Blackberry Lemon Mini-Bundt Cakes
Why I Love This Recipe
Are you looking for the perfect homemade gift? Mini bundt cakes make a great hostess gift and are also a real crowd pleaser at summer luncheons or baby showers. A one bowl recipe, mini bundt cakes are practically foolproof and so quick and easy to make. You can have them in the oven in 15 minutes and out in 20 minutes more, giving you plenty of time to attend to other details of the party.
Moist, light and delicately scented with berries and lemon zest, these bundt cakes will make your guests think you've slaved in the kitchen for hours! Decorate individual cakes with whole berries and lemon rind curls for an elegant touch. Enjoy!
Ingredients You'll Need
1/2 cup salted butter, room temperature
1 cup white sugar
2 large eggs
1 teaspoon vanilla extract
1 1/2 cups unbleached flour
1 1/2 teaspoons baking powder
1/2 teaspoon baking soda
1 teaspoon kosher salt
2 Tablespoons fresh lemon juice
3/4 cup plus 2 Tablespoons milk
1 Tablespoon grated lemon zest
1 cup fresh blackberries, slightly crushed
1. Preheat oven to 350 degrees Fahrenheit. Butter and flour bundt cake pan or use "Bakers Joy" non-stick spray. (see Amazon capsule above)
2. Combine lemon juice and milk. Set aside.
3. In a medium mixing bowl, cream together butter and sugar with a hand mixer or stand mixer.
4. Add eggs & vanilla and beat until well combined.
5. Add dry ingredients and mix well.
6. Pour sour milk into batter and sprinkle with lemon zest. Mix well for a smooth batter.
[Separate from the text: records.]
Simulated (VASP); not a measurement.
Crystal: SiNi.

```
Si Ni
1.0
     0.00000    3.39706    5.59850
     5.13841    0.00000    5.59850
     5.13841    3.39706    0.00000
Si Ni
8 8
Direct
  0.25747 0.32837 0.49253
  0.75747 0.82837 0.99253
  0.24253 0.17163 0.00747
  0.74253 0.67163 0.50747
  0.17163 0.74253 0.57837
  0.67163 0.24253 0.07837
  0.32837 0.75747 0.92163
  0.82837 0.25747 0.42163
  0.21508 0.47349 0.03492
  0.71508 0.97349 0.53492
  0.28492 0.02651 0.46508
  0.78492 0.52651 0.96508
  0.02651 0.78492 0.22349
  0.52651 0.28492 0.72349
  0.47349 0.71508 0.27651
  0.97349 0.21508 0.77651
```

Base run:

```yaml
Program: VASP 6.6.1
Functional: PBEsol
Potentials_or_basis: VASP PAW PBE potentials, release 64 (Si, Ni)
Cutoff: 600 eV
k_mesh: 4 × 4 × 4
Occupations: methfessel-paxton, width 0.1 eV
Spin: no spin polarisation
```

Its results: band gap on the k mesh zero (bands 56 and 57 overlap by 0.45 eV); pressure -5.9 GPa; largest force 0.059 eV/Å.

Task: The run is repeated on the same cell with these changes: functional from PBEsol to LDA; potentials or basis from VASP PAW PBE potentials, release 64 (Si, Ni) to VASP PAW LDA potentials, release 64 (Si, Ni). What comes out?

7. Crush fresh berries and add to batter, reserving any juice.
8. Carefully fold berries into batter.
9. Spoon batter into bundt cake molds.
10. Bake at 350 Fahrenheit for 20 minutes, or until toothpick tests clean.
11. Cool cakes in pan for 15 minutes.
12. Invert cakes onto a cooling rack.
13. Allow cakes to cool completely before glazing.